Calculate the Lebesgue integral
$$ \int_{[0,\pi]}^{} \sin x\: \epsilon[\mathbb{R}\setminus\mathbb{Q}] d\mu,$$
where is $\epsilon $ is the characteristic function.
I tried this way $ \int_{\mathsf ([0,\pi ] \cap I) }^{} \sin x \: d\mu$...
$\mathsf ([0,\pi ] \cap I)$ = $[0,\pi ]$..

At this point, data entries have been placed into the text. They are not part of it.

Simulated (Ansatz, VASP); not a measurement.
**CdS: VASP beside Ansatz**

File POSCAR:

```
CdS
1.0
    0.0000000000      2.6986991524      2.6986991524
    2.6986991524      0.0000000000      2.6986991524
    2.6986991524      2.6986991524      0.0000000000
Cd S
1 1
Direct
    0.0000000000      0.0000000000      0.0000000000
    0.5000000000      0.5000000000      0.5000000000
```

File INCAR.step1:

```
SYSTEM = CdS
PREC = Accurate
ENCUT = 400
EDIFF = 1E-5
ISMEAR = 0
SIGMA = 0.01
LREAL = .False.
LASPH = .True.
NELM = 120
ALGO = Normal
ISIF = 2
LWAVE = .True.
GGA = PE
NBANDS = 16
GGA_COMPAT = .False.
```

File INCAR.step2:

$ \int^{\pi}_0 \sin x \: d\mu=-\cos(\pi)+\cos(0)=2$
Is this correct?
You are not far, just use that $m([0,\pi])=m((R-Q) \cap [0,\pi])$
And the fact that if $m(E)=0$ then $\int_Ef=0$ for some measurable $E$ and $f$ integrable.(where $f$ can also be negative)
$\int_{\mathbb{Q \cap [0,\pi]}}\sin{x}=0$ because $m( \mathbb{Q} \cap[0,\pi])=0$
So $$\int_{(\mathbb{R}-\mathbb{Q}) \cap [0,\pi]} \sin{x}=\int_0^{\pi}\sin{x}-\int_{\mathbb{Q \cap [0,\pi]}}\sin{x}=\int_0^{\pi}\sin{x}=2$$
Let $1_{E}$ be the charecteristic function and $m$ be the Lebesgue measure (Note that $m$ is not a variable). Then $$\int_{[0,\pi]}\sin(x)1_{(\mathbb{R}-\mathbb{Q})}dm=\int_{[0,\pi]}\sin(x) dm-\int_{[0,\pi]}\sin(x)1_{\mathbb{Q}}dm$$
Since $\sin(x)$ is positive on the interval $[0,\pi]$ and bounded above by $1$ we see that:
$$0\leq\int_{[0,\pi]}\sin(x)1_{\mathbb{Q}}dm\leq \int_{[0,\pi]}1_\mathbb{Q}dm=m(\mathbb{Q}\cap [0,\pi])=0$$
So $$\int_{[0,\pi]}\sin(x)1_{(\mathbb{R}-\mathbb{Q})}dm=\int_{[0,\pi]}\sin(x) dm$$
In the case of riemann integratable functions on a closed inteval like $\sin(x)$ the Lebesgue integral just becomes the riemann integral:
$$\int_{[0,\pi]}\sin(x)dm=\int_{[0,\pi]}\sin(x)dx=-\cos(\pi)+\cos(0)=2$$
so
$$\int_{[0,\pi]}\sin(x)1_{(\mathbb{R}-\mathbb{Q})}dm=2$$